More than three years ago I wrote about Zuma as the best Japanese restaurant I'd experienced, and swore I'd make an effort to go back. It took a while. Mostly because it's one of those perpetually sold out places that requires you to call exactly 3 months before you want to dine there to snag a reservation. If you fail to call within two hours of the tables being released, you miss your window.
Wrapping up a rare visit from my father, and getting him together with the NU girls, seemed like a good excuse. Thus I marked my diary and booked the table in October. While others were tucking into austerity January, we had one more celebration on the cards.
Was it as good as I remembered? Absolutely. It was also far, far more expensive than I recalled. And the uber-glamorous dinner crowd with their cacophonous buzz left me disenchanted. I'd return for lunch … which draws more of a business crowd … but probably not dinner.
We pushed the boat out and had the more expensive of the two tasting menus. This was actually a failure of communication between my husband and myself; I was steering towards the less expensive, but he somehow mis-interpreted that and ordered the luxury level for the table. Something I didn't realise until the grilled lobster game out. What the hell. Who needs to buy groceries in January, anyway? We'll just work through the Christmas leftovers.
As with my last visit, everything was perfection. Standouts were that lobster, soft shell crab and the wagyu beef. The latter turned up cured, cold and very rare in one course, grilled and in a sweet and savoury sauce in another. Everything was magnificent, from dishes of salmon tartare to platters of succulent sashimi to sushi like little works of art to morsels of perfectly steamed, melt-in-your-mouth black cod. This is a seafood lover's dream. Everything is exquisitely fresh and thus you're really able to pick up the distinct differences in taste between the different kinds of fish. And we ended up, as I did last time, with a chocolate fondant that puts many French places to shame.
Everything comes as sharing platters, which is great fun when you have several people and can all compare tastes and favourites. Unfortunately, they don't have a matching wine or sake pairing menu. Which, of course, is a good way of keeping costs from spiralling further out of control. We had their sake sommelier bring us four different little jugs to accompany the four courses. Three were chilled, one room temperature. She explained some of the nuances but her English wasn't that good, so this lacked the detailed pairing explanations you'd get from an expert in an equivalent European restaurant. It was interesting, and the match with the sushi course was particularly good. But our biggest lesson was that sake, at more than £30 for each of those cute little jugs, makes fine wine look like a value-for-money drink. Given that the majority of the meal was fish, we would have had a better time getting a single, seafood-friendly white to share. Live and learn.

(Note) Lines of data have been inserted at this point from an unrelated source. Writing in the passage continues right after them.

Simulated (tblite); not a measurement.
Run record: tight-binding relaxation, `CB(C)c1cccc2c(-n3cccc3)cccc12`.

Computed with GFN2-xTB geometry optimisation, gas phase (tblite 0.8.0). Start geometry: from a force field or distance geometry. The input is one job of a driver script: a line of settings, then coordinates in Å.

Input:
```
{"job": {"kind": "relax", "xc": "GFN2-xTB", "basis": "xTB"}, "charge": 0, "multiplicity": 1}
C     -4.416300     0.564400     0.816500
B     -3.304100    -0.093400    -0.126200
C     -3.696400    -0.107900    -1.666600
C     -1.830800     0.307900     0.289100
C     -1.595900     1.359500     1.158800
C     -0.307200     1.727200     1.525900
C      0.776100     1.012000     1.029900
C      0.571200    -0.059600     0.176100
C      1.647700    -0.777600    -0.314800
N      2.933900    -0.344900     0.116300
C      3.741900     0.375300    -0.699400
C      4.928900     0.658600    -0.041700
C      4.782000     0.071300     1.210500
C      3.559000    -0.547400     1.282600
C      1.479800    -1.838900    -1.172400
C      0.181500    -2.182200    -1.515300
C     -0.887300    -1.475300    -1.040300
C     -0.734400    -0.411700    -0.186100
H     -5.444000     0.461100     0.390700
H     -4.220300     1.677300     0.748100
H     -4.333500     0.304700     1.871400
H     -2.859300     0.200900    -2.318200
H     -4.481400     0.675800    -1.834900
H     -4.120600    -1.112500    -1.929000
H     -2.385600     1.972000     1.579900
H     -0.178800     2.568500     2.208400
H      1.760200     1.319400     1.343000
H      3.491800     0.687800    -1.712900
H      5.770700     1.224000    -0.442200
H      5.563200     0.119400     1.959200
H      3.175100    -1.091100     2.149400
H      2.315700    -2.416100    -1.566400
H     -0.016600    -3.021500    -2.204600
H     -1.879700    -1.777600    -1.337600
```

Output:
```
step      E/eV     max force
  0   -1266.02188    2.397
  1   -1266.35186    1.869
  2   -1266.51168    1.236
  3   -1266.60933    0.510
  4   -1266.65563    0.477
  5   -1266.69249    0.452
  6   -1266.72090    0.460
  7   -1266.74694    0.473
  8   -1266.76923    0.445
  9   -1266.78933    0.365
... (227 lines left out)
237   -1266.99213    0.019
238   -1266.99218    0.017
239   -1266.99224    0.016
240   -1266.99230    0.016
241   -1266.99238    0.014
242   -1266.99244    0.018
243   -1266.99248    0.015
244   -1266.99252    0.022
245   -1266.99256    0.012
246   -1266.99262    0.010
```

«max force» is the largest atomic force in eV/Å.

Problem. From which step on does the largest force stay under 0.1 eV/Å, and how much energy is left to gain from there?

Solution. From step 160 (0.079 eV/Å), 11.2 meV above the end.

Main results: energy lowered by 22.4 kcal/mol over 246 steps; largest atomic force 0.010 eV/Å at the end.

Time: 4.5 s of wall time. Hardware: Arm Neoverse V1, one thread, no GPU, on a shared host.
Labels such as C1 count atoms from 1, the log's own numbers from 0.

My biggest issue with Zuma on this occasion was my fellow diners. I can't think of another London
restaurant that is so flagrantly, ostentatiously set up for the Super Rich. Tables of Arabic oil princes jockeyed with Russian oligarchs and their pneumatically enhanced, diamond-draped women. Asian beauties with piles of shopping bags from nearby luxury brands sat cheek-by-jowl with the rare table of English aristo trust fund babies. Rare, because Asian, Arabic and Oriental diners outnumbered Anglo-Saxons by two to one. Couture clothing dominated, as did youth. As upper middle class professionals with an average age in the mid 50s, we were no doubt amongst the poorest and oldest in the room. Zuma presented fascinating people watching possibilities, and I'm sure that atmosphere is part of what you pay for. Problem is, I don't want to pay for that. I just want London's best Japanese food.
One other small quibble: With tables so difficult to get, this is one of those places that gives you just two hours for your booking. Which is fine if you're doing a normal three-course meal, but actually gets quite insulting when you're splashing out on the budget-busting tasting menu with break-the-bank sake rounds. Eventually, they figured this out, and slowed down to let us take our time after the third round of food (Triggered, no doubt, by the premature delivery of the black cod at the same time as the sushi. The manager whisked it away in embarrassment and delivered another, later. It deserves, and later got, solo centre stage.)
So Zuma leaves me with mixed feelings. It stands head and shoulders above any other Japanese food I've ever had. I could eat here every day. The food is exquisite in every way and I'd prefer it not just to every other Japanese place, but to most other restaurants in town. But the atmosphere is an exclusive, showy, loud morality play of conspicuous consumption, rushed along by waiters who clearly want to turn your table.
For the same price, and the same effort to make the advance booking, you could be sitting in the quiet elegance of Le Gavroche. Which makes you think.
In fact, that's where we're off to next.